1) There has, in recent years, been an outpouring of information about the impact of buildings on the natural environment; Information which explains and promotes green and sustainable construction design, strives to convince others of its efficacy and warns of the dangers of ignoring the issue. Seldom do these documents offer any advice to practitioners, such as those designing mechanical and electrical systems for a building, on how to utilise this knowledge on a practical level. 

2) While the terms green and sustainable are often considered synonymous, in that they both symbolise nature, green does not encompass all that is meant by sustainability, which can be defined as minimizing the negative impacts of human activities on the natural environment, in particular those which have long-term and irreversible effects. Some elements of green design may be sustainable too, for example those which reduce energy usage and pollution, while others, such as ensuring internal air quality, may be considered green despite having no influence on the ecological balance.  

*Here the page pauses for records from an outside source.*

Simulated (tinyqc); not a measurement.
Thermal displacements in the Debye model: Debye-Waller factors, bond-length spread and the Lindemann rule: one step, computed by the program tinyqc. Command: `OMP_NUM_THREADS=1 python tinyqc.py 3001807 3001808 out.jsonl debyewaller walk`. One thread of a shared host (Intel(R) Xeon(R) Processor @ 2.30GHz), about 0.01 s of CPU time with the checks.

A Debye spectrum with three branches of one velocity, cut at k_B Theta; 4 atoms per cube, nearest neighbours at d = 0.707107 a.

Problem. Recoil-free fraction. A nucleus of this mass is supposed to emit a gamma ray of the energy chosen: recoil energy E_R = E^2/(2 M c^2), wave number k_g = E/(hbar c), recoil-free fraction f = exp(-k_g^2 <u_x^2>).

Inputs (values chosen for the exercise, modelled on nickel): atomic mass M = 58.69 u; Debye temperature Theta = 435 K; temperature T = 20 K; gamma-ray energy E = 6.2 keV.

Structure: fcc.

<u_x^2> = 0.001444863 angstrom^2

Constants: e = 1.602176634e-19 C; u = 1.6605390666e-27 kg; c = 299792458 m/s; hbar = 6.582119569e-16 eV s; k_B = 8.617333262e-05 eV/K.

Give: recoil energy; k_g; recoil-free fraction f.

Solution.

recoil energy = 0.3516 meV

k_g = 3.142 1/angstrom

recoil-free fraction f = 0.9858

3) Although there are a good many advocates of ‘green’ construction in the architectural industry, able to cite ample reasons why buildings should be designed in a sustainable way, not to mention a plethora of architectural firms with experience in green design, this is not enough to make green construction come into being.  The driving force behind whether a building is constructed with minimal environmental impact lies with the owner of the building; that is, the person financing the project. If the owner considers green design unimportant, or of secondary importance, then more than likely, it will not be factored into the design.

4) The commissioning process plays a key role in ensuring the owner gets the building he wants, in terms of design, costs and risk. At the predesign stage, the owner’s objectives, criteria and the type of design envisaged are discussed and documented. This gives a design team a solid foundation on which they can build their ideas, and also provides a specific benchmark against which individual elements, such as costs, design and environmental impact can be judged.

5) Owners who skip the commissioning process, or fail to take ‘green’ issues into account when doing so, often come a cropper once their building is up and running. Materials and equipment are installed as planned, and, at first glance, appear to fulfil their purpose adequately.  However, in time, the owner realises that operational and maintenance costs are higher than necessary, and that the occupants are dissatisfied with the results. These factors in turn lead to higher ownership costs as well as increased environmental impact.

6) In some cases, an owner may be aware of the latest trends in sustainable building design. He may have done research into it himself, or he may have been informed of the merits of green design through early discussion with professionals. However, firms should not take it as read that someone commissioning a building already has a preconceived idea of how green he intends the structure to be. Indeed, this initial interaction between owner and firm is the ideal time for a designer to outline and promote the ways that green design can meet the client’s objectives, thus turning a project originally not destined for green design into a potential candidate.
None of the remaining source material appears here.